5 Questions With . . . Eric Charry on Ethnomusicology, Culture

Olivia DrakeJune 22, 201110min
Eric Charry, associate professor of music, is the project director of the Ethnomusicology and Global Culture Summer Institute. (Photo by Bill Tyner '13)

This issue we ask “5 Questions” of Eric Charry, associate professor of music. Charry, an expert on African music, is currently directing the Ethnomusicology and Global Culture Summer Institute at Wesleyan.

Q: Professor Charry, as an associate professor of music, what are your areas of musical expertise and what classes do you teach at Wesleyan?

A: Most of my research and writing until recently has been in the area of African music, specifically, the West African region where Senegal, The Gambia, Guinea and Mali meet. I spent two years in the region learning to play the kora (harp), balafon (xylophone), and jembe (drum). My office is filled with these instruments and I occasionally use them for an ensemble course (Mande Music Ensemble). More recently I have picked up on earlier musical interests and am working an a book on the emergence of an avant garde in jazz in the 1950s and 60s as well as a related book on music in downtown New York during these two decades. I teach an FYI on the latter topic and our field trip walking around New York is always a highlight for everyone. I see a lot of Wesleyan students passing through my large History of Rock and R&B course, and I’m working on a text that I can use in the class, something like a concise history, that will address my needs, without the gratuitous filler chatter. Many of my most interesting musical experiences have come out of hearing student projects in that class. The diversity and depth of creative work cuts across campus in really fascinating, and often hilarious (to us all) ways. The projects are open to the public. Next spring I’ll be teaching a seminar on global hip hop.

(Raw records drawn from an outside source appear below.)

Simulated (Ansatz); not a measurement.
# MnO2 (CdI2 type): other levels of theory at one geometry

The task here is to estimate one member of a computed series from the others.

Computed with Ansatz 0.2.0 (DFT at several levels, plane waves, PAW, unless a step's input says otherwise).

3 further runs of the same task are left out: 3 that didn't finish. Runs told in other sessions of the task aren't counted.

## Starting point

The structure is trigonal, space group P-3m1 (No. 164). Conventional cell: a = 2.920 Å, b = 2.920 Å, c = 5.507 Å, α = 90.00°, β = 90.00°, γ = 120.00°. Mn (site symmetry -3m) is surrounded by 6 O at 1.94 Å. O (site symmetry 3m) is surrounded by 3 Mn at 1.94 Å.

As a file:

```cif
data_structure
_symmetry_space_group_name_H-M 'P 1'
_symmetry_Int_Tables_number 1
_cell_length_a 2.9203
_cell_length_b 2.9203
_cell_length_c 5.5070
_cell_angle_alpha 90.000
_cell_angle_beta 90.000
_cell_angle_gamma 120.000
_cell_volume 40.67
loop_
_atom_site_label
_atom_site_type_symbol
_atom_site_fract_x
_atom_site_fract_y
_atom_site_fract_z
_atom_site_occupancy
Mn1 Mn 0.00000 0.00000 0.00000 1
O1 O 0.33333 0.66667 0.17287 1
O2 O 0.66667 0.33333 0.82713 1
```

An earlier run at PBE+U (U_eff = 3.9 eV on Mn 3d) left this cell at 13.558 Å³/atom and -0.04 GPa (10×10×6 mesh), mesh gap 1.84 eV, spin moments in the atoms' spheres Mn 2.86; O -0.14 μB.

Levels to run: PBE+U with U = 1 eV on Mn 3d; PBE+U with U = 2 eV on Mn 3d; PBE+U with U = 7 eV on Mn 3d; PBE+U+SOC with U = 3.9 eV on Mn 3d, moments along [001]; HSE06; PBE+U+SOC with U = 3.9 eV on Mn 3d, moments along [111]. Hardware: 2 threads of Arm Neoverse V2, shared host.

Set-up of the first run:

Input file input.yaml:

Q: You’re the project director of the Ethnomusicology and Global Culture Summer Institute, which is ongoing at Wesleyan through July 1. (View photos of the institute here.) Who sponsors the event, and what are some of the topics addressed throughout the two weeks?

A: Several years the Society for Ethnomusicology (SEM) wanted to make a push on several fronts to raise the profile of our field. They put out a call for proposals to host a summer institute. Several of us in the Music Department responded and they selected us, in part due to our successful hosting of the annual SEM meeting at Wesleyan in 2008 (over 1000 members attended). SEM and Wesleyan’s Music Department made a joint proposal to the National Endowment for the Humanities and we were fully funded to invite 22 college and university teachers and 3 graduate students here for two week to study recent developments in ethnomusicology with an eye toward enhancing teaching in the humanities. The participants (they’re properly called NEH Summer Scholars) receive a stipend, which is providing a small stimulus to our Main St. restaurants! They are all staying at 200 Church St., and seem to have blended in with local frat culture, although perhaps slightly tamer. The overriding theme of global culture allows us to address a broad spectrum of musics from around the world. We’re especially interested in musics that have moved in one way or another across the globe. Full details about the event, including biographies, are on our web site.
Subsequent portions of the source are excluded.